Caporegime
- Joined
- 18 Oct 2002
- Posts
- 33,188
It doesn't mean they actually achieve that frequency though. With Intel defining TDPs at base frequency, if the manufacturers don't account for that in their design, it's unlikely to ever sustain any meaningful turbo. What Intel once described as "guaranteed turbo" now no longer applies. It's a d**k move, in my opinion.
Sunny Cove will have a much more powerful integrated graphics solution and better FPU capabilities, so it makes sense for clocks to fall.

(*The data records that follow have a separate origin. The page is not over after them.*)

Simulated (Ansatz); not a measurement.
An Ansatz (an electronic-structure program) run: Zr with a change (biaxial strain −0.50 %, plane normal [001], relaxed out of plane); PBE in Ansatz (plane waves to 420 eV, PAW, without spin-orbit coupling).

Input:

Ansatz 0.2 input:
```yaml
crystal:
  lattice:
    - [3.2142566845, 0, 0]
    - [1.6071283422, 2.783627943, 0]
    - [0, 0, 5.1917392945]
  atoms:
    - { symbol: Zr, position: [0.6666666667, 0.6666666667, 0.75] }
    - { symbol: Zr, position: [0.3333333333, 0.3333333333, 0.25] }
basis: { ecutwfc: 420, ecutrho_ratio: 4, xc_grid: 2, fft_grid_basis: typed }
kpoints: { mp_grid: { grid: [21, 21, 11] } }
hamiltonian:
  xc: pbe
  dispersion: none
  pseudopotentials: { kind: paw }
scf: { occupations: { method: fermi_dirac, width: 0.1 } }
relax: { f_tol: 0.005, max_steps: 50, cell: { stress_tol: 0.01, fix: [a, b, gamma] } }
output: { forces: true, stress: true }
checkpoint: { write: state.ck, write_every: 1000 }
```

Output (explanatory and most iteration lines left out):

Also, 10 nm is no 14 nm++++++ lol.
Well you've contradicted yourself a bunch there, the clock speeds are not guaranteed, which means they don't have to hold for heavier FPU loads and it doesn't matter if they are sustainable at that clock speed. What matters is that the make speeds they've listed for base clocks and for max boost clocks are lower on 10nm chips than those before them. This means that even in the lightest integer loads on a single core, the new chips can't hit the same clock speeds the previous 14nm+++++++ chips could. Intel have also stated quite plainly many times that the node won't clock as well as 14nm, at least at first. It was supposed to be 10nm + before they hit 14nm base speeds, and further iterations to hit 14nm+ speeds, and 14nm has been boosted in frequency several times further since then.
Faster graphics and better FPU capabilities have no direct bearing on clock speed potential at all. AVX512 has lower clock speeds, and Icelake has AVX512, but as with current chips with AVX512 capability, clock speeds are only lower when using those instructions and once again, we're not talking about guaranteed boost speeds in all loads, but a max boost speed achievable in any type of load and again, it's lower compared to the previous generation.
it only makes sense that clockspeeds fall because Intel have told everyone 10nm can't obtain the same clock speeds, it makes no sense that clock speeds would drop because they added AVX512 or a bigger igpu.